In a statement released on Saturday, the ERC cut the price of Sh9.21 per litre for super, Sh11.70 for regular and Sh8.08 for Diesel.
This means the fuel for Super will retail at Ksh108.40, Regular Petrol Ksh 105.76, Diesel Ksh97.50 and Kerosene Ksh 74.4 per liter respectively.
The board attributed this to lower crude oil prices. This month the price of Murban crude oil dropped by 12% since January 2011 when a barrel retailed at US$ 95.55 per barrel.
Statistics from the Abu Dhabi National Oil Company show that the Free On Board (FOB) Price of Murban crude oil lifted in June 2012 was posted at USD 97.35 per barrel, down from USD 110.60 per barrel in May 2012.
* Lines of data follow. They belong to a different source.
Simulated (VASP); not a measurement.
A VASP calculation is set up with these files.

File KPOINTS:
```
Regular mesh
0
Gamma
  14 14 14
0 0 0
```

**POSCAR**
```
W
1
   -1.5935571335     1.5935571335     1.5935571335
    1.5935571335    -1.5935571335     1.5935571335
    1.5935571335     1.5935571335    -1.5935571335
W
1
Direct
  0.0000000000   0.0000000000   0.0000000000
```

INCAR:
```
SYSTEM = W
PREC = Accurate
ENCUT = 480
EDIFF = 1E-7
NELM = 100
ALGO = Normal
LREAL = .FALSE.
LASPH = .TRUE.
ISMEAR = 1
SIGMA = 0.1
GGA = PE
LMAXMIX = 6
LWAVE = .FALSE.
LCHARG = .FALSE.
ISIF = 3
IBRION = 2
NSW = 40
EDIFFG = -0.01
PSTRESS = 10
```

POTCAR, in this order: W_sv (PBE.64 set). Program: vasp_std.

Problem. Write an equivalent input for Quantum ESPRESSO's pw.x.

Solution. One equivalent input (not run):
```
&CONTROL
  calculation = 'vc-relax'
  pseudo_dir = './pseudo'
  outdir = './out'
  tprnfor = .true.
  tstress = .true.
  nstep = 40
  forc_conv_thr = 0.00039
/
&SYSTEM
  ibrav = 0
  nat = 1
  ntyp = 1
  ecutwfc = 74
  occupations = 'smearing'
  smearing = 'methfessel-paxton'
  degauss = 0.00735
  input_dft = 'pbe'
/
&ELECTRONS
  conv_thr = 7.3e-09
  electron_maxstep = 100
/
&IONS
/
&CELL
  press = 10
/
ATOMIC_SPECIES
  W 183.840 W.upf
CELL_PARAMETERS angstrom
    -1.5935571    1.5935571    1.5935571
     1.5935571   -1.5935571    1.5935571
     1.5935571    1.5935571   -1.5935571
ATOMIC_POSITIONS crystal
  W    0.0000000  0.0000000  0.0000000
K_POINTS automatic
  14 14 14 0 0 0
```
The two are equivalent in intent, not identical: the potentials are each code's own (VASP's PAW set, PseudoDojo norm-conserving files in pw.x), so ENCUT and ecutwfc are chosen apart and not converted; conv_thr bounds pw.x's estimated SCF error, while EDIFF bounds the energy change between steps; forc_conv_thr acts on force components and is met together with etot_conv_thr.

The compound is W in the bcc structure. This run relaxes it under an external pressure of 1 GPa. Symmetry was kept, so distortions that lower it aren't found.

As per the latest Monetary Policy Committee press release, the average exchange rate fluctuated within a narrow range of between KES 84.79 and KES 86.12 against the US dollar in June 2012 as compared with a range of between KES 83.27 and KES 86.83 in May 2012.
Last month, the fuel price review saw the price of super petrol decrease by Ksh 3.46, from Ksh 121.13 to Ksh 117.67, diesel decreased by 2.93, from Ksh 108.44 to Ksh 105.51 while that of kerosene decreased by Ksh 3.80, from Ksh 87 to Ksh 83.20.
The new prices come into effect on June 15 and stay in force for a month.
Subsequently, the Monetary Policy meeting on July 5th decided to lower the rate by 150 basis points at which it lends to commercial banks at 16.5 per cent.
This is the first time since December last year the committee has made a change which had been maintained at 18 per cent the Central Bank Rate (CBR) since beginning of this year.
According to the CBK, “Monetary policy guards against inflation and ensures stability of prices, interest rates and exchange rates. This protects the purchasing power of the Kenya shilling and promotes savings, investment and economic growth.’
Though cost of living has been on a decline since January this year, with Junes’ inflation rate coming down to 10.05 per cent from 12.22 the month of May, the committee said, “measures of inflation declined in June 2012 indicating easing inflationary pressure and a return to price stability. The overall month-on-month inflation declined from 12.22 percent in May 2012 to 10.05 percent in June 2012 mainly arising from a reduction in food and fuel prices.”